A Lurgan teenager was remanded into custody today accused of blackmailing young girls into sending explicit images which he then allegedly sold.

Appearing at Lisburn Magistrates’ Court by videolink from police custody, 19-year-old Max Hollingsbee confirmed he understood the eight offences against him.

In seven charges alleged to have been committed on October 11, last year Hollingsbee, from Orient Circle in Lurgan, faces two counts of blackmail, two of distributing or showing indecent images of children as well as single charges of possessing indecent images, sexual communication with a child and the improper use of a telecommunication network to send an indecent message.

On an eighth count dated between January 1, last year and April 7 this year, the teenager is alleged to have misused a telecommunication network to send a false message.

Detective Constable Egerton told the court how Hollingsbee had been on police bail for the seven older offences when “further evidence came to light and the police have evidence that he has continued to use social media despite his bail conditions preventing such.”

Describing his methods as using “aggressive and intimidating behaviour” online, the officer told the court that according to the police case, Hollingsbee created fake social media profiles and posing as a young female, enticed other young girls to send images.

Once those had been sent however, the teenager threatened them with exposure “if they did not co-operate” with his demands for further explicit images.

Detective Constable Egerton claimed that Hollingsbee has continued to access teen centred chat rooms where images are exchanged and has conducted internet searches suggesting he has “a great interest in young females”.

“We believe he is a risk to vulnerable adults and children,” said the officer, claiming that Hollingsbee sells images on and then blackmails the people he sold the images to.

“This is a considerable, seizable, well established enterprise and a pattern of behaviour that has shown no sign of stopping,” declared Det. Const. Egerton.

Turning to specific bail objections, she said while the teenager has a clear record he had continued to offend while on police bail and there were fears that if released Hollingsbee, a computer science student, “could delete and dispose” of evidence and images and “cloud based data” which he had stored.

Defence counsel Seamus Lannon submitted that now his parents “are alert to police concerns, they will take a role in supervising any liberty that may be granted by the court.”

He argued that as a “key time” is approaching in his four year computer course, if Hollingsbee was remanded that would result in him being kept back a year, something he described as a “disproportionate sanction.”

“He now properly understands the difficulty he faces because he is in court on these matters,” said the barrister, “if that doesn’t give him a clear warning, nothing will.”
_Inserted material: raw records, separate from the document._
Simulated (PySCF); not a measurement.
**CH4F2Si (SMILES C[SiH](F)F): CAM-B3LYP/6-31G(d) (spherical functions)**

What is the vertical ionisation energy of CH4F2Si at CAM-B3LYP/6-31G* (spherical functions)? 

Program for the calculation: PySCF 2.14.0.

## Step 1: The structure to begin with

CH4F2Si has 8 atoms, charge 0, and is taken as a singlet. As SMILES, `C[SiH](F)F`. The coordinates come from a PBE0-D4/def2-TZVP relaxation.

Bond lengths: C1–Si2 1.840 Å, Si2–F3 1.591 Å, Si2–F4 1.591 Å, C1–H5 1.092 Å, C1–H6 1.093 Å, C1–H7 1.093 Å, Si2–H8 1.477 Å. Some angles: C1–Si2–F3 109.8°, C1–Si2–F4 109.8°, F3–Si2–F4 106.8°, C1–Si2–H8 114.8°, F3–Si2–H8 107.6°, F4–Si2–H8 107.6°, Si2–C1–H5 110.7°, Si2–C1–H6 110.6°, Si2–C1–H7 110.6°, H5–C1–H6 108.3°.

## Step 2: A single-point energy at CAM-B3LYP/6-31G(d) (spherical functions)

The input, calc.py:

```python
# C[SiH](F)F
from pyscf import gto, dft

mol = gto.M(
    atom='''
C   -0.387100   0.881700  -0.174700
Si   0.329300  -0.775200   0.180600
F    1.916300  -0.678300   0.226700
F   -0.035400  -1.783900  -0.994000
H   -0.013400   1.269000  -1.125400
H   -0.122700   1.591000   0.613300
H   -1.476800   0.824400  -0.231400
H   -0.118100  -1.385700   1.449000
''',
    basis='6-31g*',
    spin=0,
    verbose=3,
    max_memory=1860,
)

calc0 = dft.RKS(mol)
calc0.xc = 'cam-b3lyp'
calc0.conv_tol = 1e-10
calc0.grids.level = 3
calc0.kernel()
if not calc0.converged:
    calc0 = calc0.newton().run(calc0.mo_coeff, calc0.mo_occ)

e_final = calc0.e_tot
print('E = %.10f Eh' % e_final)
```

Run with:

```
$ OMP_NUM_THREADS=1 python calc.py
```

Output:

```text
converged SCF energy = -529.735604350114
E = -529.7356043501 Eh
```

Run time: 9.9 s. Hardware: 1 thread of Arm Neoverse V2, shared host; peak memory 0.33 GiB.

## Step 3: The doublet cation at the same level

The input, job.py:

Mr Lannon submitted that Hollingsbee had instructed he wound comply with any bail conditions and his release would allow him to complete his computer course.

“I don’t think he would be doing that,” said District Judge Rosie Watters, “even it he was released he would not be able to have any device that can access the internet.”

The judge told the court “I don’t understand how he did not understand how serious it was in the first place.”

“These are horrible, insidious offences involving young people and I’m going to refuse bail because I’m concerned about further offences and him obstructing the investigation,” said District Judge Watters.

Remanding Hollingsbee into custody, she adjourned the case to April 28.